Note 12 - Other Income
The following table depicts the components of other income for the years ended December 31, 2017 and December 31, 2016:
Year
ended December 31, 2017 | Year
ended December 31, 2016 | |||||||
Realized gain (loss) clearing of derivative contracts | $ | — | $ | 2,382,184 | ||||
Service Agreement with Camber Energy, Inc. | 696,774 | — | ||||||
Miscellaneous income | 72 | 24,124 | ||||||
Interest income | (3,967 | ) | 32 | |||||
Other income (loss) | $ | 692,879 | $ | 2,406,340 |
On April 27, 2017, the Company entered into a Services Agreement (“Service Agreement”) with Camber Energy, Inc., to perform certain outsourced interim services for $150,000 per month. Effective December 4, 2017, the Company and Camber Energy, Inc. (“Camber”), mutually agreed to terminate the agreement between the parties effective November 30, 2017.

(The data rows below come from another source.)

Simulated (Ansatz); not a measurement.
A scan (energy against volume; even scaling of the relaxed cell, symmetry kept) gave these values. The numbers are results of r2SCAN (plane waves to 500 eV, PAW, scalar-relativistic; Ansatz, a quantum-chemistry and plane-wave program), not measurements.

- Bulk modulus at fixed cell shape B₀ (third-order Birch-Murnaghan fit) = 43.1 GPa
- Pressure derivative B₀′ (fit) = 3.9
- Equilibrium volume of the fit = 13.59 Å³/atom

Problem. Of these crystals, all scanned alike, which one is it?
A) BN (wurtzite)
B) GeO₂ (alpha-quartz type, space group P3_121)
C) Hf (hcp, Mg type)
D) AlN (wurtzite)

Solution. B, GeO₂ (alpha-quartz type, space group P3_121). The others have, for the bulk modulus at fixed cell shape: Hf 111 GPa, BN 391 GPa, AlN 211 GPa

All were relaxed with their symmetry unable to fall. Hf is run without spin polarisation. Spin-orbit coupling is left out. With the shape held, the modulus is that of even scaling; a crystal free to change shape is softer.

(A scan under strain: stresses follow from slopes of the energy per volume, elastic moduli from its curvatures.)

Note 13 - Subsequent Events
On January 31, 2018, the Company extended the end date of its previously disclosed Agreement and Plan of with AgEagle Aerial Systems, Inc., a Nevada corporation (“AgEagle”) to March 31, 2018.
On February 20, 2018, the Company announced that it set the record date for the special meeting of its shareholders to, among other things, consider and vote on various proposals necessary to close the previously announced Agreement and Plan of Merger, dated October 19, 2017 (the “Merger Agreement”), with AgEagle Aerial Systems, Inc. Shareholders of record as of the close of business on February 20, 2018, will be entitled to vote at the special meeting on March 21, 2018. The Merger is subject to certain customary closing conditions and approval from our shareholders. The Merger is expected to close in the first quarter of 2018.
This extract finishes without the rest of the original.